Why is "implicit declaration of function" just a warning?

Question

This is NOT a question on how to resolve the "implicit declaration of function" warnings that appear in C programs, that has been answered many times already.

I understand that this is a compiler warning, what I'm wondering is why is this a warning rather than an error? If the compiler cannot see the function, what happens when the function is called at runtime? Does the linker ultimately resolve this issue? Or are we to assume that the behaviour of calling a function that produced such warning is unknown?

Answer 1

why is this a warning rather than an error?

Because there are a lot of legacy code thet is written in such way. Compiler error will break it.

If the compiler cannot see the function, what happens when the function is called at runtime? Does the linker ultimately resolve this issue?

Let's look the example:

int main()
{
    foo();
    return 0;
}

When working the compiler generates its own function signature like int foo(...) and will use it. By the way it can lead to very curious errors. So the object file will contain the call of this function and it is ok. When you will try to link it you will get an error: undefined reference to `foo'. But if you have another module with foo definition, the linker will find it by name and link it.
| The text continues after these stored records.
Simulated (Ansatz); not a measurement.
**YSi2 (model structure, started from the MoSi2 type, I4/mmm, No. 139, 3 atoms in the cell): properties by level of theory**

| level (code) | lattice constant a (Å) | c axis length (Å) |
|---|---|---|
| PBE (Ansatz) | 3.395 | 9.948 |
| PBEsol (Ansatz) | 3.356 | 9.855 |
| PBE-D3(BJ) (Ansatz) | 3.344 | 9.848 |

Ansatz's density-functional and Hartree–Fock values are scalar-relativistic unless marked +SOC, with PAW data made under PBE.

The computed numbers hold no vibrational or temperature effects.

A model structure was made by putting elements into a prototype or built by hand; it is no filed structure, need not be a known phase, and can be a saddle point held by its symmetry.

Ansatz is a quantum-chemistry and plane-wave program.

Or are we to assume that the behaviour of calling a function that produced such warning is unknown?

As I said it can lead to some curious errors. Imagine that you have code like int i = foo() and foo is without signature. And in another module you have the following: int * foo(){...}. When building application in 64 bit mode you will put to i only 32 bit of a 64 bit pointer. So you may say in fact the behaviour of your program may be unknown.